The reasons for his departure are unclear, but in an e-mail to The Park Record, Feulner stated, "I am hopeful that an agreement will be reached that will mean I’ll be behind the microphone and back on the air doing news six months from now."
But as "an employee of Community Wireless, [Feulner] does not have the authority to write his own ticket," Wrona told The Park Record Friday.
"His employment status with Community Wireless remains under review, and I am uncomfortable commenting further on that issue at this time," Wrona said in a telephone interview Friday.
Feulner announced July 15 "that he was departing for what he hoped would be deemed a sabbatical," Wrona said.
"He did not have the approval of the board of trustees for that departure," Wrona said. "As of this moment, the board of trustees has not authorized a sabbatical for Blair Feulner."
Besides Wrona, other Community Wireless board members include Bill Mullen, Judy Hanley, Bob Wells, Tina Lewis, Bill Coleman, Flint Decker, Diane Foster, Mark Fischer, Rich Sonntag and Tom Sly.
"The board of trustees of Community Wireless consists of people who were handpicked by Blair Feulner because of their friendship and loyalty to Mr. Feulner over the years," Wrona charged Friday. "We have obviously been placed in a very difficult dilemma by Mr. Feulner’s statements and actions, and we are struggling to try to make decisions that are in the best interest of Community Wireless, and that do not constitute a betrayal of the trust that Community Wireless listeners, donors and employees have placed in the board of trustees."
Friday, Feulner did not comment except to say he is "appalled" by Wrona’s statements to the press.
"I’m still negotiating with the board regarding the leave of absence and other issues," Feulner said in the e-mail Thursday.
Wrona did not say if board members disagree about a severance package for Feulner if he permanently leaves the station.
"I am not comfortable at this time discussing internal debates occurring amongst board members," Wrona said.
Feulner made headlines when his past six-figure salary at Community Wireless was compared with those who oversee larger public radio stations and earn less.
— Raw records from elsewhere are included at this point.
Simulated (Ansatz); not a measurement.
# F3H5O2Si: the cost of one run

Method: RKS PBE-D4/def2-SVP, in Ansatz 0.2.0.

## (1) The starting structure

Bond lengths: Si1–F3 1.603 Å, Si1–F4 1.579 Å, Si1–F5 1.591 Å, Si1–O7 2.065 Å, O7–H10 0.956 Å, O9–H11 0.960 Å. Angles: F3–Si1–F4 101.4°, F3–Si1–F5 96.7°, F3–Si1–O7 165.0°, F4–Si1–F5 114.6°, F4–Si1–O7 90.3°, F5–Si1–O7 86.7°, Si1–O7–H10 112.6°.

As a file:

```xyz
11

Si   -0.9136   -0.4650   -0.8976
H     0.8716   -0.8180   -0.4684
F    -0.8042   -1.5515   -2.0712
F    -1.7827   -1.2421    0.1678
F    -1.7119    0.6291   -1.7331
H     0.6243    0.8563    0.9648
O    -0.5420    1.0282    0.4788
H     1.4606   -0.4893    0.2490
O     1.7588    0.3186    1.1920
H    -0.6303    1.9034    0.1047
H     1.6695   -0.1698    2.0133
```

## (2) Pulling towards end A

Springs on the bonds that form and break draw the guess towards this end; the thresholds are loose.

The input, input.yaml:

But when Feulner resigned as president in March and became an "at-will" employee, his salary at the station did not change, Wrona said.
Wrona, Foster, Mullen, Hanley and Decker comprise the Community Wireless executive committee.
"The executive committee has been meeting regularly to deal with Community Wireless issues and has been grappling with those issues on a weekly, if not, daily basis," Wrona said.